Poster of the Arkansas Earthquake Swarm of October 2010
The Mw4.0 and Mw3.8 earthquakes on October 11 and 15, 2010 were felt widely across Arkansas. Since the beginning of October, central Arkansas has experienced hundreds of small earthquakes but only a few have been large enough to be felt outside the local area. Central Arkansas has a history of earthquake activity with a swarm of thousands of earthquakes smaller than magnitude 4.5 to 4.7 in the early 1980s and another swarm in 2001. During the last six months, central Arkansas has experienced more earthquakes than the New Madrid seismic zone (NMSZ), traditionally accepted as the most seismically active area east of the Rocky Mountains. The Center for Earthquake Research and Information (CERI) at the University of Memphis and the Arkansas Geological Survey (AGS) have deployed a local seismic array in the Greenbrier-Enola, Arkansas, area to augment regional seismic stations to carefully monitor this situation. USGS scientists have been working with their AGS and CERI colleagues. The CERI and AGS array and personnel are the best source of the most current information about the new earthquake swarm. The AGS and CERI are investigating whether the recent earthquakes are naturally occurring or related to human activities. The earthquake locations plotted on the maps above are from AGS and CERI data catalogs.
Earthquake swarms are common east of the Rocky Mountains; although none of the others have involved so many small earthquakes as the central Arkansas swarms. Scientists dont know why swarms start, why they stop, or how long to expect them to last. None of the other swarms have given us any reason to expect an earthquake large enough to cause significant damage in central Arkansas in the near future. Most of North America east of the Rocky Mountains has infrequent earthquakes that can strike anywhere at irregular intervals. The causes of earthquakes are not understood well enough for us to predict earthquakes reliably.

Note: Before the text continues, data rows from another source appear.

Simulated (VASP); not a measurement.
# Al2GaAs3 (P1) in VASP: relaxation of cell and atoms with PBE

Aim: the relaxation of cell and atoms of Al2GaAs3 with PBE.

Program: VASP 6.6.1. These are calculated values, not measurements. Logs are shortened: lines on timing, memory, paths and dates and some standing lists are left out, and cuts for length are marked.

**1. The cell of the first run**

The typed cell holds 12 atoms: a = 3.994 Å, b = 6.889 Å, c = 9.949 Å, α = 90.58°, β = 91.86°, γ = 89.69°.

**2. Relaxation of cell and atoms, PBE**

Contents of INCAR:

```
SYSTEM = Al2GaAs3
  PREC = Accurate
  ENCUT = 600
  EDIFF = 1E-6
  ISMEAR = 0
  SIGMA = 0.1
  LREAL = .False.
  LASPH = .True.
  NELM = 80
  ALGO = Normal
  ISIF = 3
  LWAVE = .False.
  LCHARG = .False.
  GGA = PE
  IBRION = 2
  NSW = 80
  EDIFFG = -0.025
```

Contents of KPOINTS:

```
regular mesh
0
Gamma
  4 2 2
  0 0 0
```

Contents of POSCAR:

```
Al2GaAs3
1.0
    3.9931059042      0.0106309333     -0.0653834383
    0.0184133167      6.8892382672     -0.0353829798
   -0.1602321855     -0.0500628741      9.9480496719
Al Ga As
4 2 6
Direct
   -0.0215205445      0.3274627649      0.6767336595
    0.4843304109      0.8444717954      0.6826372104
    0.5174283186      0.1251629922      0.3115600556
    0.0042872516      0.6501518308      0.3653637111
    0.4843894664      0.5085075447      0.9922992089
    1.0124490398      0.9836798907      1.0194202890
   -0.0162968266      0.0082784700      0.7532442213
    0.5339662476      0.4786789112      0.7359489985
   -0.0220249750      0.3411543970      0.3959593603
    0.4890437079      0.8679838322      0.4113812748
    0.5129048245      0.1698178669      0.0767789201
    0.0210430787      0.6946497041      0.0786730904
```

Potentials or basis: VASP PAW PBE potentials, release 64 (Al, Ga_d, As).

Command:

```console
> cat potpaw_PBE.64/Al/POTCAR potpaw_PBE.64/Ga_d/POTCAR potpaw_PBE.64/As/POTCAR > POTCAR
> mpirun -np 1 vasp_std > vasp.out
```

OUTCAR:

Earthquakes occur on faults. Most earthquakes occur miles deep. At well-studied plate boundaries like the San Andreas Fault System in California, often seismologists can determine the specific fault on which an earthquake occurred. East of the Rockies, far from plate boundaries, that is rarely the case. Most of the known faults are deep, and probably there are other faults that have not been discovered. It is hard to link an individual earthquake to an individual fault. In most areas, the best guide to earthquake hazards is the earthquakes themselves.
Earthquakes east of the Rocky Mountains, although less frequent than in the West, are typically felt over a much broader region. East of the Rockies, an earthquake can be felt over an area as much as ten times larger than if the earthquake had occurred on the west coast. A magnitude 4.0 eastern U.S. earthquake typically can be felt at many places as far as 100 km (60 mi) and more from where it occurred, and it can cause slight damage near its source. A magnitude 5.5 eastern U.S. earthquake usually can be felt as far as 500 km (300 mi) from where it occurred, and sometimes it causes damage as far away as 40 km (25 mi).